Wednesday, February 23, 2011

Double Effect

Jennifer Fitz has an excellent post on the principle of double effect. There's always a bit of a danger with it; the temptation is to make lazy appeals to it, but it takes some thought to apply it properly.

There are a number of pitfalls that have to be avoided with the principle. One of them (which even professional philosophers do not always avoid) is the fact that the meanings of terms have changed somewhat over time. When Aquinas talked about 'intention' in the famous passage on self-defense, from which we get the principle of double effect, he meant something broader than what we mean by 'intent'. We have no precise word for what Aquinas had in mind, but 'intention' in his sense is essentially one's whole disposition to an act. The word was associated with archery: the archer disposes (intends) the arrow to wherever it hits. In our case, intent is obviously a lot of that; but there cases where intent is not the only thing relevant to intention in Aquinas's sense -- cases of negligence, for instance, where the quality of your disposition to act depends as much on what your intent wasn't as on what it was.

The principle is also usually said to deal with foreseen but unintended effects, but this is too strong and too narrow. It is too strong because if you go into the act foreseeing that it will definitely follow from what you are doing, it is part of your intention. The principle of double effect can only apply where there is a possibility of the bad effect not occurring, or at least seems to be a possibility of the bad effect not occurring. (That's why Jennifer is quite right to raise the problem of whether there is actually a double effect or just one.) And it is too narrow because many of the most interesting and useful applications of the principle occur where the effect was not (sorry; that 'not' was a typo --ed.) foreseeable but was never actually foreseen. In cases of self-defense, for instance, killing your attacker might have been foreseeable, but you might not actually have had time to foresee it. And in such a case it's clear that the reason why your action wasn't malicious or negligent, assuming it was a proportionate response, was that your disposition to act was a disposition to protect yourself and not take a life, with the fact that you didn't actually have a chance to foresee the foreseeable effect being a sign of this. When we actually do foresee the foreseeable effect, but only as a possibility, things get much more complicated, but the principle of double effect can still apply.

As Jennifer notes in her post, the fact that we can sometimes split the effect into intended and unintended effects (i.e., effects we set ourselves to do and effects we didn't set ourselves to do) is essential for much of our life; it's the only way we can function in a world where all sorts of actions are risky, and it follows pretty directly from the fact that we use means for ends.

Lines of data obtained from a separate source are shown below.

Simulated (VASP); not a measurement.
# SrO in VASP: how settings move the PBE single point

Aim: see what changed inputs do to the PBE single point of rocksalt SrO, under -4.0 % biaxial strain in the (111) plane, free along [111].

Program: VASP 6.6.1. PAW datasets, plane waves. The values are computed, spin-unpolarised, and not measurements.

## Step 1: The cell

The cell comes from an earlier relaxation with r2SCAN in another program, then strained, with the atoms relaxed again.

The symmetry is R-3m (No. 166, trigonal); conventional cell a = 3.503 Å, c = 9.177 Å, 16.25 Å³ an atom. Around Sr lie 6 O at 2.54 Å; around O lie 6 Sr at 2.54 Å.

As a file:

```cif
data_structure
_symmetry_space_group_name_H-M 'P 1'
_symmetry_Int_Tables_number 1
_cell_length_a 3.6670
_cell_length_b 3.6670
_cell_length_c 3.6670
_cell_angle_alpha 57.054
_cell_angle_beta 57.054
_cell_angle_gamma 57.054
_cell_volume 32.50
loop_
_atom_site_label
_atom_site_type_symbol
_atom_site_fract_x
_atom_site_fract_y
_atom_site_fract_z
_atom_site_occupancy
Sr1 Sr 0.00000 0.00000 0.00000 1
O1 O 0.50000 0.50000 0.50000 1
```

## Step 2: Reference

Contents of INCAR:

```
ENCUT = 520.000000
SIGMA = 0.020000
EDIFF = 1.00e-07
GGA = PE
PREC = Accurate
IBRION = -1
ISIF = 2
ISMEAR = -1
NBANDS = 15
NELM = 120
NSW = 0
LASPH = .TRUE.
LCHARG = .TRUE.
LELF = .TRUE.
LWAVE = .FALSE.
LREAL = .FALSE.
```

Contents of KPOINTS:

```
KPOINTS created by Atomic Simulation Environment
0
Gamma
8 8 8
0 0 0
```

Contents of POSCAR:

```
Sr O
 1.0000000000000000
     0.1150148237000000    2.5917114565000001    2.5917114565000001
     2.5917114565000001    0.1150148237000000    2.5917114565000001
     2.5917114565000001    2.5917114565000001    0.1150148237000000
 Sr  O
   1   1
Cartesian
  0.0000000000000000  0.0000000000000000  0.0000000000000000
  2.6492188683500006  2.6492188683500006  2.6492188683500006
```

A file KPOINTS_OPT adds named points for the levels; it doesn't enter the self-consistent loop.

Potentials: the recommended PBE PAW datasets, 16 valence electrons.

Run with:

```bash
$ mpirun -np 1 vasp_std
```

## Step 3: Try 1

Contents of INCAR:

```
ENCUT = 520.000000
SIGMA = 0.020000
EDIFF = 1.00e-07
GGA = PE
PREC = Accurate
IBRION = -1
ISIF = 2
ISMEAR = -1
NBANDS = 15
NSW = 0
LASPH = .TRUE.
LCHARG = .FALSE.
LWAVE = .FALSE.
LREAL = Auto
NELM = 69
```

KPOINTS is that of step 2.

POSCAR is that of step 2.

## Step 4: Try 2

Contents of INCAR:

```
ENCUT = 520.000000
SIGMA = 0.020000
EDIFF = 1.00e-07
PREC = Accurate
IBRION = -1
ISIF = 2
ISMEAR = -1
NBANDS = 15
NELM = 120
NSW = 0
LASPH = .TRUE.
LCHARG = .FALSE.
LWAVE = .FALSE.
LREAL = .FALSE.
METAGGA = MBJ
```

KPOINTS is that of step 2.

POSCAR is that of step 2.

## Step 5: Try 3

As Jennifer also notes, the principle of double effect doesn't have much room to work in most cases of lying or deception: we are usually doing exactly what we've set ourselves to do. There are cases of deception where it would still apply: for instance, if I say something to someone knowing that (given their background) there's a real chance they could seriously misunderstand, but my reasons for saying it anyway are still good. In such a case I'm not aiming at deceiving them at all; it's just that it's a risk. But in general, no. And in the case of lying, it can only work at all if we already know that lying is sometimes an acceptable means to an end. There are actually cases, as Jennifer suggests, where a kind of deception can be an acceptable means to an end -- these kinds of deception are governed by considerations of what people have a right to know. A lot of basic security features will make use of deception in this sense, by setting up decoys, dummies, and the like that will trip up people who don't have a way to distinguish them from the real thing. But double effect couldn't tell us whether lying is right as a means to a goal, because that's not the principle of double effect does. It presupposes what is right or wrong; what it does is tell us that we can sometimes distinguish effects that we don't will from effects that we do, and that only the former are relevant to deciding whether our action was one kind of action or another. When we know that, we can give specific reasons why killing someone in self-defense is not murder or serious negligence. But it's only because saving your life is a good action on its own that it does so.